Authenticity isn't Oversharing, It's Self-Respect
April 2026
By now, you may be noticing something.
In February, I asked you to named where you’re carrying more than is reasonable.
In March, I asked you to "catch yourself" defaulting to being “the strong one.”
So, by now you may be feeling a quiet tension: “If I stop doing this, what replaces it?
This is where many leaders get stuck.
They assume authenticity means saying everything out loud, disclosing emotions freely, or lowering standards. So instead of experimenting with authenticity, they retreat into over-functioning—because it feels safer than being misunderstood.
But authenticity isn’t exposure. It’s alignment.
Many leaders learned early (at home, in school, or in formative relationships) that having needs complicated things. Staying composed, capable, and agreeable kept relationships stable. Over time, authenticity got redefined as not rocking the boat.
That lesson follows leaders into adulthood.
At work, it shows up as withholding needs to avoid being seen as difficult.
At home, it looks like minimizing your own experience to keep the peace.
In leadership, it becomes silence in moments where clarity is required.

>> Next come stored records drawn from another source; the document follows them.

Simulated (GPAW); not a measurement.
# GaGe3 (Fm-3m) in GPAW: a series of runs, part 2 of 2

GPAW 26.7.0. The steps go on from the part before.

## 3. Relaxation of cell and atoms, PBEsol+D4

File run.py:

This is where Maximum Self-Awareness and Authenticity ask something different of you.
Authenticity is not about sharing more. It’s about withholding less of what matters.
Which brings us (again) to the grounding question:
What Do You Deserve?
YOU deserve to be honest with yourself about what you need.
YOU deserve to acknowledge when something isn’t working—internally or externally.
YOU deserve self-respect that doesn’t depend on being endlessly accommodating.
And here’s the next step, a deliberate one:
CALL TO ACTION
This week, notice one moment where you feel the urge to stay silent to keep things smooth. Ask yourself: “What truth am I withholding right now?” You don’t have to say it yet. But write it down. Naming your truth privately is the bridge between awareness and advocacy.
This month’s Leadership Lesson is this:
Authenticity begins the moment you stop negotiating against yourself.
Next month, we’ll move into the O of M.O.R.E. Mindset and explore why resilience is not about pushing through, but about recalibrating how you care for yourself without guilt.
Until then, pay attention to where silence feels like self-protection; and where it’s actually self-erasure.